John Bernard WILLIAMS,
STATE of Texas,
From the 226th Judicial District Court, Bexar County, Texas
Trial Court No. 99-CR-0720
Honorable Sid L. Harle, Judge Presiding

Opinion by: Paul W. Green, Justice

Sitting: Catherine Stone, Justice

Paul W. Green, Justice

Karen Angelini, Justice

Delivered and Filed: October 18, 2000


John Bernard Williams pled guilty to aggravated sexual assault of a child; and, pursuant to a plea agreement, the trial court sentenced Williams to five years confinement. In a single point of error, Williams asserts the trial court erred by overruling his motion for a new trial. More specifically, Williams argues he entered an involuntary plea because his attorney was ineffective. We affirm.

"The granting of a motion for new trial on the ground of ineffective assistance of counsel is a matter entirely within the trial court's discretion." Perrett v. State, 871 S.W.2d 838, 839 (Tex. App.--Houston [14th Dist.] 1994, no pet.). To determine whether the trial court abused its discretion, we employ a two-prong test. Strickland v. Washington, 466 U.S. 668, 693 (1984); Hernandez v. State, 726 S.W.2d 53, 57 (Tex. Crim. App. 1986). The first prong of the Strickland test requires the defendant to show that his trial attorney's representation was deficient. To make this showing, a defendant must prove the attorney made such serious errors that he did not act as an effective counsel. See Strickland, 466 U.S. at 693; Miniel v. State, 831 S.W.2d 310, 323 (Tex. Crim. App. 1992). We presume counsel was effective, and the appellant must prove, by a preponderance of the evidence, that counsel was not effective. Moore v. State 694 S.W.2d 528, 531 (Tex. Crim. App. 1985). Moreover, under the second prong of the test, the defendant must demonstrate the deficiency prejudiced the defense in such a way as to deprive the defendant of a fair trial. Strickland, 466 U.S. at 687. Under this prong, the defendant bears the burden to show "a reasonable probability that, but for counsel's unprofessional errors, the result of the proceeding would have been different." Miniel, 831 S.W.2d at 322.
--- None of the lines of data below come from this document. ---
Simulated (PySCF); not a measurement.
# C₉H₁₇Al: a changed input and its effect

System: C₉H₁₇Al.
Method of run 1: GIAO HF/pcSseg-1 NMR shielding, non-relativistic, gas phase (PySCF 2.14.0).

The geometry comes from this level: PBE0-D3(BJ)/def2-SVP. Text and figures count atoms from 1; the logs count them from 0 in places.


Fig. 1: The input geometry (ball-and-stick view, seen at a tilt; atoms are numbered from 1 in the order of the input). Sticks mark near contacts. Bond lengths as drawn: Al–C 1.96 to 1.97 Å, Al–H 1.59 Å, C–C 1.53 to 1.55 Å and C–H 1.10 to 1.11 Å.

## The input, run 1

Williams alleges his plea was involuntary because trial counsel assured him he would receive deferred adjudication. At the motion for new trial hearing, Williams and his mother testified. Trial counsel did not testify. Williams testified he was "practically guaranteed the deferred adjudication." Williams quoted his trial counsel saying, "I want you to know we should be able to get a guaranteed deferred adjudication," and "you are an excellent candidate for deferred adjudication and we will definitely get it." Williams mother, Trina Williams, testified similarly. She said trial counsel "truly did say to us--he said that John would get deferred adjudication." When asked if trial counsel actually promised deferred adjudication, Mrs. Williams stated, "He didn't say it in those words. . . his exact words were, you should get . . ." She also testified:

He said "You will probably." He said it all. These are all the different words he used. He said "You should." He said "You probably." He said "I see no reason why you don't get deferred." He said "And you are a very good candidate for deferred adjudication."

Both Williams and his mother gave testimony that was internally inconsistent. Further, the trial court adequately admonished Williams before accepting his plea, and Williams affirmed his guilty plea was based on his guilt and for no other reasons. The resolution of this conflicting testimony is the province of the trial court and we will not substitute our judgment. See Lewis v. State, 911 S.W.2d 1, 7 (Tex. Crim. App. 1995).

Considering the totality of the circumstances, Williams failed to prove his attorney's deficient performance by a preponderance of the evidence. By failing to rebut the presumption of effective counsel, Williams did not meet the first prong of Strickland. Because Williams did not show he received ineffective assistance of counsel, the trial court did not abuse its discretion in overruling his motion for new trial. We therefore overrule Williams's point of error and affirm the trial court's judgment.